Heart of the Grass Tree


Molly Murn’s Heart of the Grass Tree (2018) is a complex story and one that reveals her courage and ambition. In writing this, I know that certain readers will remember Sir Humphrey Appleby’s particular use of the word ‘courageous’ in Yes Minister to suggest something brave but politically risky. Murn’s novel is courageous in the more profound sense that she takes the reader into the ‘heart of the grass tree’ – and that heart means confronting historical injustices for the indigenous Ngarrindjeri people.

Murn obviously cares deeply about her subject matter; her approach demonstrates sensitivity, balancing scholarship with seeking permission from individual Ngarrindjeri people. This she outlines in the ‘Author’s Note’. The sensitivity is evident also in her narrative  structure. By including a contemporary story – a young woman grieving for her recently departed grandmother – the reader is introduced into the universal idea of ‘story’ and ‘place’ through the special memories Pearl has for Kangaroo Island and her grandmother – a woman of obvious strength, surprising Pearl even after her death.

Heart of the Grass Tree moves between a number of viewpoints, and between the past and the present. Nor is the past just one time and place: there is the story centred around William (1822), a sealer’s son who begins to know Ngarrindjeri ways and language through a young woman, Maringani. Nell’s story is another layer, slowly revealed – a story told in her own words which explains something of her toughness and which connects Pearl (as her granddaughter) to the deeper sense of place and hidden stories of the indigenous people. Then there is Pearl, her mother Diana, Pearl’s partner Nico, her sister Lucy, and the whole, sticky mess of complex loves, jealousies and resentments that make up a multigenerational family with skeletons in the closet.
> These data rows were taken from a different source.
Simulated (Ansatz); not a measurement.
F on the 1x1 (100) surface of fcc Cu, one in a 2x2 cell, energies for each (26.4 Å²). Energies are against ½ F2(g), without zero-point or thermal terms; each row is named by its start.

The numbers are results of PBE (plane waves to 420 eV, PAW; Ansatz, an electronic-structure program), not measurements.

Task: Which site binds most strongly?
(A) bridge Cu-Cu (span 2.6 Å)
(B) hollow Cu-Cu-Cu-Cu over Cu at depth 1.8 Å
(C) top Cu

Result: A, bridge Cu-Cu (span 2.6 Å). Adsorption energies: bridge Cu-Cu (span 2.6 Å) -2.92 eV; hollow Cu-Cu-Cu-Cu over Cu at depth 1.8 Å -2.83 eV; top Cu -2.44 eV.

The structure is complex and readers will need to be active in their approach to follow every strand. This said, Murn’s language is contemporary and her characterisation is empathetic. Dialogue is set out in the modern style without quotation marks so that we can move easily between interior and exterior viewpoints. Distinct sections within chapters assist transitions between viewpoints. I admire the novel not only for its courage, but also its success in mixing the dense and light, the poetic and dramatic, stories that are familiar with those requiring permission to tell. Fittingly the novel ends with a passage about grief and reconciliation: ‘Release it from the heart place where it grew – Nell’s love, her own grief, and all the ways we are connected to each other’ (280). Heart of the Grass Tree is about connection to place, to country, and ultimately, to each other.